James Ward – first headteacher at St Columba’s High School, Perth

james-wardMr James Ward, first headmaster of St Columba’s Secondary in Perth, died recently at the age of 93. His Requiem Mass was concelebrated by Father Ken McCaffrey, parish priest of Our Lady of Lourdes, Canon Ken McBride, Father Tony McCarthy and Father Eugene O’Sullivan. Canon Basil O’Sullivan was present at the Reception of Remains.

Paying tribute to him, Father McCaffrey said, “He lived his life according to the Sermon on the Mount. He always had his sights raised to the horizon; he lived according to a great vision that was always beyond his reach but for which he was always striving. He saw the Commandments not as minimal rules to make sure of keeping on th e straight and narrow, but as signposts to an ever more exciting life.

He lived also as a member of the Church. He treasured his life in the Church and was closely and intimately part of everything that went on in the Church. He suffered when the Church suffered, and was deeply glad when the Church rejoiced. And like a true servant of the Church he gave his life in service of others, principally in the field of Catholic Education.

Today we tell the story of his life and that story began when James Joseph Ward was born in Clydebank on Easter Sunday 1913, a fact that allowed him throughout his long life to celebrate his birthday twice a year, on the actual date [23 March] and, as he preferred, on Easter Sunday – a fitting practice for a convivial man. Not until 2008 will the two dates again coincide.

While at secondary school, St Patrick’s, Dumbarton, he displayed a characteristic combination of prudence and daring when he saved his money for some weeks to buy a bicycle from a classmate, without ever having learned to ride one – but having picked a suitably secluded spot for his first attempt, he managed to master it before he got home. (Though he did not say exactly when he got home). He went from school to Glasgow University at the tender age of 16 – “much too young” as he later observed – where he studied English and History. On graduating he trained as a teacher at Jordanhill and began his teaching career at his old school, St Patrick’s, Dumbarton. In 1936 he had the most momentous meeting of his life, on the Dublin Boat – with Joyce Goulding, who was to become his wife.

When the war intervened, he was called up and served in the Royal Navy, first in the destroyer HMS Bulldog and then in Naval Intelligence.

It was while the war was still at its height, in April 1942, that he married Joyce. When the war was done, he resumed teaching, now at St Ninian’s Kirkintilloch and then at Our Holy Redeemer’s, Clydebank, where he was Principal Teacher of English and the father of a young and growing family. It was in 1958 that he took the decision that brought him, Joyce and his five children out of the “delectable West” – as he liked to call it – and here to Perth: he was appointed headmaster of what was then St John’s Junior Secondary and Primary School.

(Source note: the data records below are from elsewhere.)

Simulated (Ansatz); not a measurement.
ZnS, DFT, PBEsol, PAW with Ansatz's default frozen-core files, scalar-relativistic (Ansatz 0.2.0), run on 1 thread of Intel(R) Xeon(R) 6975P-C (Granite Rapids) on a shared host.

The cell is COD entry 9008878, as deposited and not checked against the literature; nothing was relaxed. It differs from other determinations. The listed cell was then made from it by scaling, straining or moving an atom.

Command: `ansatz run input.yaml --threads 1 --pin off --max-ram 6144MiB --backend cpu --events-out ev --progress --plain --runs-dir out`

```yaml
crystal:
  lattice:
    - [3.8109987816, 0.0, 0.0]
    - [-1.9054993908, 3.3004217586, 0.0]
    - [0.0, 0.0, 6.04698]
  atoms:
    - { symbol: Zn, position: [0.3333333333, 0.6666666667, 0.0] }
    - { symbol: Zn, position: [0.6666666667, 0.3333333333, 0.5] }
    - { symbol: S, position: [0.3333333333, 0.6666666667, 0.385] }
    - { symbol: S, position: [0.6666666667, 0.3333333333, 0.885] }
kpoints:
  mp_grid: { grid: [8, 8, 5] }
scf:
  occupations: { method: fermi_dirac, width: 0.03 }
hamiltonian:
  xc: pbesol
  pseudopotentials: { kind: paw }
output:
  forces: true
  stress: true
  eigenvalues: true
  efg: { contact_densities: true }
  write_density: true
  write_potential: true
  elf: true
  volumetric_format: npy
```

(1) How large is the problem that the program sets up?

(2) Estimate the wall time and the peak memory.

He worked hard for a new comprehensive school for the Catholic Community of Perth and he became the first rector of St Columba’s High School in 1967. How many people’s lives he touched from his coming to Perth until his retirement in 1977 is difficult to gauge. But there is no doubt that Jimmy Ward had a great influence on so many young people of this town and beyond. St Columba’s High School and its many achievements is testimony to his vision that young people deserve the best and should be helped in every way possible to ‘Seek the Good’.

His affection for his pupils was such that Joyce remarked that when he used the expression “the children” it was not always clear whether he was referring to his own or the pupils of the school. Indeed, pleasure in the company of the young was something that continued into his retirement and his new career as a grandfather.

It is not given to many to enjoy a retirement as long and rich as his was, and throughout it he retained a great exuberance and zest for life, regularly keeping up with what was happening in St Columba’s, delighting in company, and never afraid to take on new challenges.

He was a man who honoured tradition, but never a stick-in-the-mud, and in some things was surprisingly radical – as for instance what age his children should start driving on the public roads.

In his eighties, he followed Joyce’s example in becoming adept in using e-mail and the internet and it was actually on his ninetieth birthday that he declared his intention to switch to broadband “because he was fed up missing people’s phone calls” – and there and then phoned up to arrange it.

At the same age he was still taking an active part with his children and grandchildren in the ritual game of football on Easter Day. Football was another thing that kept his interest to the last, in particular the fortunes of the team he had followed since a boy, through good times and bad.

He was ever a ready man with a quotation: “Each man in his time plays many parts”- James Joseph Ward was Jimmy to his friends, Mr Ward to his pupils, Uncle Jimmy to the McCarthy clan in the West, Pad to his children, Grandpa or Pop to his grandchildren and great grandchildren; but in every guise he is rightly remembered with great affection and love. He surely now deserves the crown of righteousness.”